Computer crashes. A long holiday weekend. A random flash flood in a shopping mall parking lot. Forgetting your ipod at work. A last minute decision to visit the in-laws. All seemingly unrelated events that lead to the present state of reality where I’m sitting in my mother in-law’s house on my wife’s computer writing a post, which since I don’t have all my files, was not my originally predicted one. This post is the result of odd series of circumstances. It is an outlier. Fittingly, since I’m going to tell the story of the worst team in the wins produced database, the biggest outlier in the model and how now matter how good a predictive model is, sometimes weird s#%^ just happens.

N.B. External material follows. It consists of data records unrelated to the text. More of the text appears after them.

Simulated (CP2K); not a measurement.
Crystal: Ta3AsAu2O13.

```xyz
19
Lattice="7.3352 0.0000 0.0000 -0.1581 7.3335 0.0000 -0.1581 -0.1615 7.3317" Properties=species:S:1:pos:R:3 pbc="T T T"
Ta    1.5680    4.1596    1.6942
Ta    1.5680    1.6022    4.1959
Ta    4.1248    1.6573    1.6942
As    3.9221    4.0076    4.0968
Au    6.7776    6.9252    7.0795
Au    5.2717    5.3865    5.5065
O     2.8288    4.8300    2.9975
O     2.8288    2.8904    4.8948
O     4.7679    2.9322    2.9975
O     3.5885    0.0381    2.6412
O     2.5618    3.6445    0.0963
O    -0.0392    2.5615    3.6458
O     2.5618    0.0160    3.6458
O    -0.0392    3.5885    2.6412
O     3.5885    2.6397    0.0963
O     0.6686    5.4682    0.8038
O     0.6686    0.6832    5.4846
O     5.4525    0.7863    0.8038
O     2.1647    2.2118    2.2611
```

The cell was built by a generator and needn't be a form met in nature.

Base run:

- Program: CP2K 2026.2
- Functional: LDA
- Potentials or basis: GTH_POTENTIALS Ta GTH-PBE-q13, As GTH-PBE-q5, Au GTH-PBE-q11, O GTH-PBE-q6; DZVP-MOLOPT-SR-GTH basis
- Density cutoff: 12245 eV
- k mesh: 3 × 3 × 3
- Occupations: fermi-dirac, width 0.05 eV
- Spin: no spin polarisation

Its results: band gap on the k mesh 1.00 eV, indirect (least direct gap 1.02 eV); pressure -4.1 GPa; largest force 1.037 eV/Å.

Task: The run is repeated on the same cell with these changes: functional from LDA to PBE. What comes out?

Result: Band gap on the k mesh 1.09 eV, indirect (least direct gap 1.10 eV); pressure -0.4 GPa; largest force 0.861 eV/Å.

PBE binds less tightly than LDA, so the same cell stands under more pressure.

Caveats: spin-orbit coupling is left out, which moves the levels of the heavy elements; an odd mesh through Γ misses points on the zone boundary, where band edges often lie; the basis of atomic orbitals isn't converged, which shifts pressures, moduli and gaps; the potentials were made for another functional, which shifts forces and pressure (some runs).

Some background first. As part of our on-going attempts to improve the wages of win network, Andres Alvarez has been working on expanding and improving his excellent automated wins produced site (see here). I have the honor of helping with the beta testing of the data. As part of that testing I got to pool Andres database with Prof. Berri’s for comparison. Both have their limitations ( the algorithm for the automated build around position allocation needs some further refinement & Prof. Berri has to enter his data manually to our ever-loving gratitude and appreciation) but the results are strikingly similar. Over the period since the merger, both models correlate to team wins at 94% and both agree on their largest outlier, the worst team since the Merger.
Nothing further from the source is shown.